Yep, I got all that gear … and more …. I just want the extra convenience of having a smartphone with a suitable connector.
Sure you do buddy.
It’s true. I got SIM5700G modules and a 4G modem and 30 ft antenna up a tree that I planted 12 years ago specifically for the purpose. Just dont tell the FCing FCC !!!
Given all the different bands that phones use, I don’t see the point in that for portable use. Better off with a bunch of different built in PCB antennas or whatever, instead of a telescoping whip or pair of whips that you have to keep adjusting to tune into the right band from moment to moment. Once you get past approximately that level, it’s not portable enough to justify not using a better external transciever of some kind.
They already have them on the PCB. You just have to lead it out of the case and probably to a larger, more resilient form factor.
It used to be a thing 20 years ago. Some phones would have a connector on the back, with a matching one in the optional car cradle kit for better coverage while driving. I had an Ericsson A1018, a little rubber plug below the antenna at the back could be removed to reveal an antenna connector.
I want a phone with a LORA module.
Pinephone has a LORA add on – you simply change back cover of the phone.
I feel like there needs to be some fundamental overhaul in how our smartphones look and work. I think back to the early to mid 2000’s when phone designs were all over the place, before we all settled on the slab of glass that is the smartphone. That’s really at the heart of this issue, every aspect of the design is built around a big touchscreen. If we can somehow get away from that, keep the accessibility of a screen without all these fragile workarounds and failure points to keep them thin and light, we’ll all be happy campers.
Blame…the pocket.
heh that’s the source of my frustration. in the era of dumbphones, the sizes were all over the place but they were typically between 1″-1.5″ W x 3-6″ H x 0.5-1″ D. and they mostly all fit in my pocket, though there were a couple with pointless stubby antennas that didn’t survive the experience.
then the first few generations of smartphones were all 2.4″ W x 4.5″ H x 0.5″ D. and they fit in every pocket i had. dimensions all around comparable to a wallet, except a little longer (“H”). particularly, that 0.5″ depth never caused any trouble at all.
but then came phablets. the iphone 6. 2.6″ W x 5.4″ H x 0.27″ D. and that thing fit so poorly in pockets that it was famous for bending under the tension of hipster jeans. that extra 1″ H translated into leverage. 0.27″ SO THIN!!!

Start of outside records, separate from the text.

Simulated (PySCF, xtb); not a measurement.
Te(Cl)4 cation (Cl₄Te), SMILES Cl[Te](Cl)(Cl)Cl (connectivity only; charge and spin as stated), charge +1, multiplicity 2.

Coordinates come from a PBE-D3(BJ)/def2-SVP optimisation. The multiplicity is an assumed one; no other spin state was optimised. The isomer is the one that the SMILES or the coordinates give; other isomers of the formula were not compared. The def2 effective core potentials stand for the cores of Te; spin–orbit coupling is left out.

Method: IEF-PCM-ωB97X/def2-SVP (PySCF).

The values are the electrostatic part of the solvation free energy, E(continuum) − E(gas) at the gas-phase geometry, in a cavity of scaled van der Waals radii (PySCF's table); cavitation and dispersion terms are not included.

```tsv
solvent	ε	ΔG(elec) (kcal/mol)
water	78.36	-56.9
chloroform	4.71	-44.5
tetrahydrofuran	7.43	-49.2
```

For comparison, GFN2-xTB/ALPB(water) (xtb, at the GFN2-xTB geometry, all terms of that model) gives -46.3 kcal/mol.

i was so impressed by thin phones when i first met them. very star trek PADD. the funny thing is, on TNG, the tech is obviously infinitely thin, but they still put a 0.5″ bumper around the edge of all of their PADDs. the team outfitting captain picard and the crew of the enterprise know that there’s just no user advantage to infinite thinness. and in fact, a lot of us do that…going around with 0.23″ phones with a bumper raising it over 0.5″. the funny thing is, when phones were that thick, they didn’t need bumpers! and they had replacable batteries too.
and now my phone is 2.9″ W x 6.3″ H x 0.3″ D. i can barely use it one handed. at least jeans makers have caught on — i used to have to alter every pair of pants with aftermarket pockets. but it still *barely* fits and you’re always conscious of the tension it’s under — because it’s always jabbing into you as you move. i’ve become one of those guys who sometimes takes his phone out of his pocket when he sits down at a table. you know, the people who have to turn around and run back into the restaurant because they forgot their phone.
and i’m just lucky that the current phone doesn’t eat pockets. the last one did. something about the edge on the camera bulge i guess?? always had a hole in my pocket. i repaired it and it made a hole in the patch.
pockets have something to do with it but pockets are tailing phones these days.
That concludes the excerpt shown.